Ward powers into final

JOE WARD (Moate) got his defence of his light heavyweight title off to a flying start at the Elite National finals at the National Stadium last night and immediately threw down the gauntlet to Kenny Egan, who he beat to claim it last year.

The 18-year-old European champion defeated fellow Westmeath man, Davy Joe Joyce (Ballinacargy) 17-4 in a semi-final that one felt he could have ended at any time but he held back on the big shots.

“I was very happy with the win,” he said. “I have not boxed since the world championships in Baku so I’m just a bit ring-rusty. I still have the big shots. You don’t lose that. You just have to develop more to get bigger and stronger.

“I’m looking forward to my next fight. The two lads are boxing tomorrow and I wish them best of luck. Whoever wins, I hope it’s a good final.

“I am very fit. I was doing most of the work tonight. I went in there tonight to perform. I always try to perform to my ability. I can control nothing else but my performance and if I perform 100%, I’m in with a good shout.

“The world championships were a big disappointment for me because I did not perform. All I had to do was box 50% and I would have won. Sadly I did not perform. I am over that now and hopefully I can make up for it.

“I just went back to my basics. I learned from the mistakes. When you are winning you don’t see your mistakes. Sometimes it helps to lose.

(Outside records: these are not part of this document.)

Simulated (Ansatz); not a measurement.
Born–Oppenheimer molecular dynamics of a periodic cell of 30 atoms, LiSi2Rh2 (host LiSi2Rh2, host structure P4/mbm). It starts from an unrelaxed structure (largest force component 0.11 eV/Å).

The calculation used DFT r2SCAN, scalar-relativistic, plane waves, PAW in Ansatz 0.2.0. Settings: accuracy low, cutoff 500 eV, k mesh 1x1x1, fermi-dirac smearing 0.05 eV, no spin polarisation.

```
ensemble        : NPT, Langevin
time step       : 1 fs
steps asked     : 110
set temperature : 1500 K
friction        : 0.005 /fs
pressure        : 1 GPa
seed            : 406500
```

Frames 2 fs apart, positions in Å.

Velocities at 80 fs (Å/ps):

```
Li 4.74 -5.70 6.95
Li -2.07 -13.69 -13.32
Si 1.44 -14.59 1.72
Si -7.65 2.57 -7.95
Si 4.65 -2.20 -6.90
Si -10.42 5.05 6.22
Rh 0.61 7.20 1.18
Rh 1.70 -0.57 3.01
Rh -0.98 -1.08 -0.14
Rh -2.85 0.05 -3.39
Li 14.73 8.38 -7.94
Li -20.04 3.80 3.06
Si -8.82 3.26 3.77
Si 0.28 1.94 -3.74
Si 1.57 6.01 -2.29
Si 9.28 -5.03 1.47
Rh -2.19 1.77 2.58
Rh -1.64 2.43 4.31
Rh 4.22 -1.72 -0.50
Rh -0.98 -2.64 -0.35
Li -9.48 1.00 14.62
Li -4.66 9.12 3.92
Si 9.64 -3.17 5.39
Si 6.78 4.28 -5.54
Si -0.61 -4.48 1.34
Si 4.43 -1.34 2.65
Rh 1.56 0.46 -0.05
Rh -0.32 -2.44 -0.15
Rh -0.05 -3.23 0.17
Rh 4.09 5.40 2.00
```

“I have been getting good sparring. Eddie Bolger is in Scotland and I was down in Eddie’s house in Wexford too. I’m going very well. I just want to thank the Sports Council for looking after me very well.”

Without being pushed, Ward, who added the European senior title to his world junior and youth titles last year, won the first round 5-1 to set the pattern and Joyce, a former world youths bronze medallist, never looked like getting into the fight.

Tonight the 10-time champion and Olympic silver medallist, Kenny Egan, will box Eamon Walsh (St Anne’s), for the other final spot and Egan was in the Stadium to watch last night’s fight.

“He was just average but then again Joyce did not show very much,” Egan said.

All three boxers who have qualified for the Olympic Games got through to next Friday night’s finals.

World bronze medallist, John Joe Nevin (Cavan), had to pull out all the stops for a 13-12 victory over the rangy Belfast bantamweight, Sean McComb (Holy Trinity), in an enthralling semi-final.

Nevin qualified for this year’s Olympic Games when he won a second bronze medal at the world championships in Baku but last night for two rounds it appeared as if McComb, who stands at 6’1“, was about to pull out a big shock.

He caught the Mullingar man with some perfectly place jabs as Nevin came forward in the first two rounds. The first round ended even at 3-3 but he won the second 4-3.

“I was getting caught silly early on,” Nevin admitted. “The same with Luke Campbell who beat me in the world championships — he was tall and rangy. I just have to try and work on those opponents.

“At the start of the third round he came out and caught me with a couple of shots but then I caught him with the head shots and he went down. It was a good shot — right hand, left hook — that’s the shot we have been working on all week. I knew when I caught him. It was so powerful I was just walking away as he went down.”

Then Nevin got a public warning for a low blow as he pounded his man to the body.

“He took the count but then he covered up and I worked to the body,” he recalled. “That was stupid. I thought the public warning could have handed it to him.

“You are well used to performing on the world stage and you have to treat this the same way. I didn’t perform great tonight but I can’t take anything away from Sean.”

Ross Hickey (Grangecon/Army) kept his defence of his light welterweight title on track with a 15-2 victory over Niall Murray (Gorey).

Middleweight Darren O’Neill (Paulstown) had to work hard against Conrad Cummings (Holy Trinity) in their semi-final before winning 13-10.

There were big shots, standing counts and public warnings dished out as O’Neill lost the first round 4-3 and then, after putting his man down with a big right hook, won the second 6-2. He forced another standing count in the third but got a standing count himself when he appeared to be just off balance.

“There are no easy fights,” O’Neill said. “I was in against this lad last year and I was 1-0 down, then 1-1, so I knew it was going to be a war. I knew he was going to come bombing, forgetting boxing. It was hard to score against him because he has got such a negative style.

“I dug deep. I hit him with some big shots and in fairness he came back. I hurt him in the last round and then I got a count for being off balance 10 seconds later which ruined the momentum.”